Netanyahu has said the controversial Jewish nation-state bill will be brought to a first reading in the plenum before the Knesset’s three-month break, describing it as a priority. He had previously predicted that it would clear all three readings that would pass it into law before August.

— Marissa Newman

Kremlin says ‘contradictory’ reports on Baghdadi death

Moscow says it was struggling to confirm if the leader of the Islamic State group Abu Bakr al-Baghdadi is dead or alive, a month after reporting his possible demise.

The Russian army said in June that it was trying to verify information that its jets killed Baghdadi during a bombing raid near the IS stronghold of Raqqa in Syria.

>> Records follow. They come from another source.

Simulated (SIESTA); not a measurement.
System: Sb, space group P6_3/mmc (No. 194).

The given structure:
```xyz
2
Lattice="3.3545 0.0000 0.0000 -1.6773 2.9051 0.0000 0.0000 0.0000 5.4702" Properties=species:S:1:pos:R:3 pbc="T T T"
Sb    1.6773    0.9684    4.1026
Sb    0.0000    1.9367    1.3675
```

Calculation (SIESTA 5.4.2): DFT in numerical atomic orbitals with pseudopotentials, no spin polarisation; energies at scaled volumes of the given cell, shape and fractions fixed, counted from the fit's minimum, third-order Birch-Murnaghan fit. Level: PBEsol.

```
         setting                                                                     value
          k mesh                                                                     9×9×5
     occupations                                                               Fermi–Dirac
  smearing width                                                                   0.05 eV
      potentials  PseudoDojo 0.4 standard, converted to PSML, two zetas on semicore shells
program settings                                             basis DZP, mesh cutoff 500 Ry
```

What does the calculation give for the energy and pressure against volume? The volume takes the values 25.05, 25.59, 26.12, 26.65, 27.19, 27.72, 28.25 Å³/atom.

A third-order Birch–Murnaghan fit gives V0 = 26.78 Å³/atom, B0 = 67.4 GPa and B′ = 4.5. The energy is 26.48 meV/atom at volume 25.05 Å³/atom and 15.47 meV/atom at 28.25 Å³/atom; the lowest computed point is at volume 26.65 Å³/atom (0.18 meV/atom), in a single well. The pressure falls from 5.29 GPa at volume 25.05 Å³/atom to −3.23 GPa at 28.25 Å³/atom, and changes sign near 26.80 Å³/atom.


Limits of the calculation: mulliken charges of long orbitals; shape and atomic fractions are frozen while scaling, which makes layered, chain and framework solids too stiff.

But over a month after the announcement Kremlin spokesman Dmitry Peskov says Russia still had “no more precise information” on Baghdadi’s fate.

“The information coming in is contradictory and is being checked by the relevant agencies,” he says.

Baghdadi, the undisputed leader of global jihadism, has been rumored wounded or killed a number of times in the past.

— AFP

Key suspect in submarine affair turning state’s witness — reports

One of the suspects in a corruption investigation into the multi-million dollar purchase of naval vessels from Germany is reportedly prepared to turn state’s witness.

Miki Ganor, the agent for the German submarine company ThyssenKryupp, is a central suspect in the ongoing investigation. He is currently in advanced negotiations to become a state’s witness in the affair, according to reports in Hebrew-language media.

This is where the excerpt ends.